- Naphtha-dependent producers face production cuts and higher costs
- China’s diversified feedstock model shields chemical sector from supply shock
- Regional players accelerate consolidation and supply-chain cooperation
The disruption of Middle Eastern energy flows following the Iran conflict is exposing a structural weakness at the heart of Asia’s petrochemical industry. While Japan, South Korea and several Southeast Asian producers are grappling with higher feedstock costs and operational disruptions, China has emerged relatively insulated, highlighting how divergent feedstock strategies are increasingly shaping competitiveness in the global chemicals market.
The de facto closure of the Strait of Hormuz, through which around 20% of global crude oil exports transit, has hit Asia disproportionately. More than 80% of the crude passing through the strategic waterway is destined for Asian markets, making the region particularly vulnerable to supply disruptions.

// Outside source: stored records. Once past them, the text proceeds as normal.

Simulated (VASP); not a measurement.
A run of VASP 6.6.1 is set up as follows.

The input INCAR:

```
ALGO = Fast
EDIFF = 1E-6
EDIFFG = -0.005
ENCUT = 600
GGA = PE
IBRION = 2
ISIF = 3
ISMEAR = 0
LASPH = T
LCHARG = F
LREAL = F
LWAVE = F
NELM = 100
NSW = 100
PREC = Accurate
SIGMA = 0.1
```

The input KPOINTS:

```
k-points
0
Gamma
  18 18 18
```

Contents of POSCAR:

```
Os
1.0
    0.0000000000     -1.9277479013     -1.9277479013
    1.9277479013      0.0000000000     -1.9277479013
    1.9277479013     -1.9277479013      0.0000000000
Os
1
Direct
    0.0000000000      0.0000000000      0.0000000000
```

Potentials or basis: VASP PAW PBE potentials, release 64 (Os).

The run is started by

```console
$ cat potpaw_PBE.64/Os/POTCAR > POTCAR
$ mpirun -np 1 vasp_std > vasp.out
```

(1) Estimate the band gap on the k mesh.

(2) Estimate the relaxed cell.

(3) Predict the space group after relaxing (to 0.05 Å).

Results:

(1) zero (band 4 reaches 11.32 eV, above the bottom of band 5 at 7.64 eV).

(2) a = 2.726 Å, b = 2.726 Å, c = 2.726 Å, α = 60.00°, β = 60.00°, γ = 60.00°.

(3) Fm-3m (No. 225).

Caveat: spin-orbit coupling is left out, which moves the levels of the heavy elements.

The impact has been immediate for naphtha-dependent producers. Japan has reduced operating rates at ethylene facilities, while some petrochemical plants in South Korea and Vietnam have reportedly shut down. Producers across the region have been forced to source alternative naphtha cargoes outside the Middle East, pushing feedstock costs sharply higher.
At one stage, non-Middle Eastern naphtha prices doubled from pre-conflict levels. Although prices have since moderated, they remain around 30% higher, eroding cracker margins at a time when the sector was already struggling with weak profitability and persistent oversupply.
“The recent blockade of the Strait of Hormuz has emerged as a major crisis that exposes the Asian petrochemical industry’s structural vulnerabilities,” said Baek Jong-hoon, acting chairman of the Korea Chemical Industry Association and chief executive officer of Kumho Petrochemical.
China’s advantage goes beyond crude sourcing
The current crisis has reinforced the benefits of China’s decade-long effort to diversify both crude sources and petrochemical feedstocks.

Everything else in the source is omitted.